OAKLAND, Calif. — For three days, the health and confidence of Stephen Curry fueled a level of uncertainty around the Western Conference finals. These Golden State Warriors are the league’s ultimate juggernaut, the addition of Kevin Durant to Curry, Klay Thompson and Draymond Green giving the franchise a cruel advantage. It’s basketball brilliance, four All-Stars and a former Finals MVP in Andre Iguodala creating the ultimate powerhouse for today’s sport.
Yet after a lackluster effort by Curry and the Warriors in the West finals in Wednesday’s Game 2, the two-time MVP appeared resolute. Curry had listened to questions about the stability of his body and mind.
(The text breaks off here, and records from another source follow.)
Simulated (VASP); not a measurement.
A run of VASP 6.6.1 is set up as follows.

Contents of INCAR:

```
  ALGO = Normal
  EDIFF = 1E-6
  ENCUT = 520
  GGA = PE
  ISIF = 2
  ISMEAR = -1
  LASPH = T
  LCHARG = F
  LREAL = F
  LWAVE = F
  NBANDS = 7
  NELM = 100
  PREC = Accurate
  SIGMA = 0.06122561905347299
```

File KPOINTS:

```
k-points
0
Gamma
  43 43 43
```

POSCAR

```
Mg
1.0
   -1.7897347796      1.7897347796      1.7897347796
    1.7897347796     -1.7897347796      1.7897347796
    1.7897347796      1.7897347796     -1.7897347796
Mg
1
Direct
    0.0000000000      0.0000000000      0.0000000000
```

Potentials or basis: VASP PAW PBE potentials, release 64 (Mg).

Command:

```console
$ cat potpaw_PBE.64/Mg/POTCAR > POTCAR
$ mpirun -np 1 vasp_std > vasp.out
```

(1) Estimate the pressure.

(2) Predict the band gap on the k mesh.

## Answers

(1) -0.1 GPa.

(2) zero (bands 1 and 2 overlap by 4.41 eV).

So here came Curry’s onslaught in Game 3 on Sunday night: 35 points, six rebounds, 13-of-23 shooting and five 3-pointers in the Warriors’ 126-85 victory over Houston. His teammates finally witnessed Curry’s swagger for the first time this postseason, the shimmying after a 3-pointer and a prolific message during his third-quarter outburst.
“This is my [expletive] house,” Curry yelled after a bucket, and hours later he walked out of Oracle Arena to greet his family in the bowels of the building. The breakthrough moment in these playoffs, a 2-1 series lead, and the re-establishment of the Warriors as the championship favorites in his steps ahead.
“I saw the ball go in, and from there I was in the right place of mind,” Curry said Sunday night. “I had amnesia, really. In my head, I’m 0-for-0 or 10-for-10 … I’m feeling good.”
Around Curry, team executives and those close to him rave about his muscle memory, about the power of seeing one in-rhythm jumper swish through the net. It was coming; it was due. He had missed 12 of 19 shots in a lackluster Game 2 performance, and it led to questions about the full health of his knee.
Curry, who suffered a right MCL sprain in late March, has maintained his mindset: Everyone’s banged up this time of year, battling through their bumps along the way. His movement on both ends — his ability to drive by bigger defenders, his defensive slides — had appeared reminiscent of his return from a similar MCL sprain in the 2016 playoffs, and that had limited him some. As one person close to Curry told Yahoo Sports: “The knee is fine. He found his rhythm, seeing the ball go in, and that was key.”
“You can’t press,” Curry said, “and never lose confidence.”
Added Warriors coach Steve Kerr: “Once the dam broke in the third quarter … there is just this synergy between the fans and Steph.”
The hot streaks Thompson and Durant can rip are incredible, but none has the same effect of Curry’s barrages in this arena.
The Rockets’ two stars, James Harden and Chris Paul, struggled to put their imprint on the game: They missed 20 of 32 field goals, 10 of 14 3-pointers, and combined for just 33 points. Thompson scored 13 points and stifled Harden, with Durant scoring 25 points, Green supplying 17 rebounds, 10 points and six assists, and Iguodala and Shaun Livingston combining for 19 points.
Rockets coach Mike D’Antoni claimed his team went “soft,” lacking the disposition to withstand the Warriors’ runs. His stars missed easy shots in the first half, and the flow never returned for the Rockets.
Their defense had flourished for one night, in Game 2, when D’Antoni and his staff changed his scheme to a “triple-switching” defense. Looking back, Curry’s off night likely brought an overstated shine to the Rockets’ plan. So there was Curry in pregame warmups on Sunday, even as the national anthem was about to begin, taking long-range shots and sharpening his stroke while wearing his sweatsuit before joining Durant in the team’s line.
Curry walked out of Oracle Arena on Sunday, meeting his kids in the family hallway. The Warriors are two wins from their fourth consecutive NBA Finals berth, but a most critical thing happened Sunday night: Stephen Curry and Golden State restored themselves as the most feared standing.